I cannot overstate how much I loathe what that word has come to mean. How about simply building relationships? Good ones without agendas…or at least transparent ones?
Birthday no. 12.
Nothing makes you feel the creeping encroachment of time quite like taking your 12-year old on her birthday to Dutch Bros. and Black Rock so she can get her complimentary drinks.
Not caffeinated, not coffee. Not yet.
Spidey, and then a tiny web of a tangent.
Took her and a small gaggle of girls and a couple boys to Spiderman: Far From Home, which was a worthy, albeit much less intense followup to Avengers: Endgame. I was satisfied with new arrival Jake Gyllenhaal, bored with much of the pyrotechnics and virtual reality action, and absolutely impressed by the chemistry between Tom Holland and Zendaya.
Who will our children be friends with in ten years? Twenty years? A year?
I understand very much the inclination to control - or try to control - your children’s relationships. You want them to have all the advantages possible and not get sidetracked, waylaid, distracted, or turned away from a healthy path. The influence of others, especially peers during key stages, can be incalculable.
I’ve been preparing for years. Preparing mostly myself internally, mentally, emotionally, but also logistically. How to find the right amount to control at the right point, the proper boundaries to set - and to help teach the importance of setting boundaries to begin with, the power of the most important word in the universe (No). Et cetera.
Everything balanced with helping raise children who look at those around - friends, family, strangers near and far - as part of humanity, worthy of respect, and therefore as opportunities not threats.
There will always be external forces coupled with the ephemeral whims of the human spirit and heart that make life difficult to map out with too precise a stroke. Doesn’t mean we don’t plan or strategize. We do so, knowing that much will change, and that’s okay.

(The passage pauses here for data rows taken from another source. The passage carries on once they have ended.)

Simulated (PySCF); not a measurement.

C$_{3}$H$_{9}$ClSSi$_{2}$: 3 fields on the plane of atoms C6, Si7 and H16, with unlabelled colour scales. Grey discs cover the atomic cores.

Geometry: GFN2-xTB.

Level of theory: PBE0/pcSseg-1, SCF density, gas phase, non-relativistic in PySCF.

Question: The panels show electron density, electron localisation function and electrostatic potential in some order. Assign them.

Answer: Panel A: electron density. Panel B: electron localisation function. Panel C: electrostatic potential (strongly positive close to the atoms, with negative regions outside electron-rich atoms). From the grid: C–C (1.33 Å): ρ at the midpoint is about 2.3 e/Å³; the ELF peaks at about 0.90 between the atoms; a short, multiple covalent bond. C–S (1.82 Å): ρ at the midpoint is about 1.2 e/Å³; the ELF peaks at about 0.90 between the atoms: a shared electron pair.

Most importantly, we try to arm our children, all of our children, with the tools to handle changing circumstances.
We try to show them how healthy relationships work and how much better and easier life is when you can grow and maintain mutually-positive ones that are accepting of human frailties and mistakes, yet help each other live up to the best version of oneself possible.
That was a tangent. We want our children to grow up with a desire to share and spread their unique selves in a way that brings meaning and joy to the world and to those they love.
Things that make me happy.
Our two-year old running to his nine-year old cousin for comfort. Comfort from a physical injury or emotional distress. Trots over to her and buries his head on her shoulder, or lap, and curls up in silence. Usually for several minutes.
It is beautiful.
She sits there, tolerating, a slight smile on her face as her ruddy-faced, blond-haired buddy gets himself centered. Her patience and gentleness is exquisite as he burrows in and she sweetly talks to him and asks him about what’s going on.
He lies there and says very little, if anything at all. Eyes wide open, serious expression, arms wrapped around her, head lying on her leg or chest.
I understand the tactile nature of comfort; the calming sensation of a good hug, of a massage, of the emotional release of sharing a tiredness or discomfort with another. I love how young children embrace that idea, symbolically and literally. Maybe we could better at that too. The power of touch to provide comfort.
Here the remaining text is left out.